There is a shortage of food news, at least the kind that requires shoe leather, document searches and Freedom of Information Act requests. At a time when the American public is demanding more and better information about what they eat and drink, investigative reporting on food issues is dwindling — a casualty of the shrinking staffs at financially strapped newspapers and magazines.
It’s a crisis, says Samuel Fromartz, a former business editor with Reuters and author of “Organic Inc.: Natural Foods and How They Grew.” Important food and agriculture stories aren’t being told, he says, because the journalists who would have written those stories have lost their jobs.
The goal: fund more food news
As editor-in-chief of Food & Environment Reporting Network (FERN), Fromartz is working to build an alternative to old media — a nonprofit fund to support the work of journalists investigating food-related issues. With money from major funders such as The 11th Hour Project, The McKnight Foundation, Clarence E. Heller Charitable Foundation, Columbia Foundation, The David & Lucile Packard Foundation and The Nell Newman Foundation, during its first year of operation in 2011, FERN commissioned stories from seven journalists. The group continues to raise funds and is working on a second round of projects.
FERN Editorial Board
Editorial advisor Gilt Taste, former editor-in-chief Gourmet, author "Garlic and Sapphires" and producer of a film based on that food memoir.
Editor-at-large Newsweek/The Daily Beast, former editor-in-chief Wired.
Co-publisher Edible Brooklyn and Edible Manhattan, author "Eat Here: Homegrown Pleasures in a Global Supermarket," Worldwatch Institute fellow.
Freelance writer, author "Garbage Land: On the Secret Trail of Trash."
Freelance writer, co-author "Chew On This: Everything You Don't Want to Know About Fast Food."
Founder, West Gold Editorial and founding editor of Afar magazine.
“We aren’t reinventing the wheel,” Fromartz says. FERN is modeled after the groundbreaking nonprofit journalism organization ProPublica. FERN reaches out to reporters whose work is well-known to the group’s advisors and staff (see sidebar). “Stipends and expenses are worked out with the individual writer,” he says. “We’re not funding activists or involved in advocacy work.”
FERN posts the stories it supports on its website as well as partners with established print and online publications to give the work it supports the greatest possible exposure.

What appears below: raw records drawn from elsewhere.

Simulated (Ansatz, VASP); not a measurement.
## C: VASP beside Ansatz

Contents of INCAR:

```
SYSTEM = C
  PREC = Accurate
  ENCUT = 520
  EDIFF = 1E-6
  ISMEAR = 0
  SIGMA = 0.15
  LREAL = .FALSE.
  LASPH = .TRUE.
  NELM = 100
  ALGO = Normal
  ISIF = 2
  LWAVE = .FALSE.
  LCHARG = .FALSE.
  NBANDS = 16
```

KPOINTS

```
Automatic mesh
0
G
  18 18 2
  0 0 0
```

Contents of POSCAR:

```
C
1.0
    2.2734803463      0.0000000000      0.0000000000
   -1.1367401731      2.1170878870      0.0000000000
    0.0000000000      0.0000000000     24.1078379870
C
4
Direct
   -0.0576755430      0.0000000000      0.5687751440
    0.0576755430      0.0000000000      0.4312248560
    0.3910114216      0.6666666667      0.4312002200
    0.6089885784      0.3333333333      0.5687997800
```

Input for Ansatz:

More funding means bigger stories
Partnering with FERN gave High Country News the additional resources staff writer Stephanie Paige Ogburn needed to report and write “Milk and Water Don’t Mix,” Nov. 28, 2011, one man’s successful campaign to hold the New Mexico dairy industry accountable for its dirty water, according to magazine publisher Paul Larmer.
“It allowed our writer to take more time to work on her story and gave us access to another editor [Susan West],” says Larmer. “We’re really happy with the result and with the working relationship.”
Fromartz is preaching to the choir when he appeals to environmental philanthropists for funding. “Certainly there is a lack of investigative journalism in this space, a lack of deep analysis on complex issues and a clear need for support,” says Sarah Bell, program manager for The 11th Hour Project of The Schmidt Family Foundation established by former Google CEO Eric Schmidt and his wife Wendy. Eleventh Hour is a longtime supporter of Grist, an online environmental news service, as well as an early supporter of FERN.
A recent 11th Hour-funded survey of 100 nonprofit food and environment advocacy organizations — The Good Food Movement — calls the lack of investigative journalism a “critical gap” in improving America’s food system. “We need investigative exposes, journalists to take on different slices of the issue. The story just isn’t out there,” according to the survey report.
The McKnight Foundation, for one, has committed $50,000 to FERN — enough, says program officer Aimee Witteman, to fund five investigative news stories. There is a void in food and environmental health investigative reporting at the same time there is a huge new appreciation for the importance of these issues.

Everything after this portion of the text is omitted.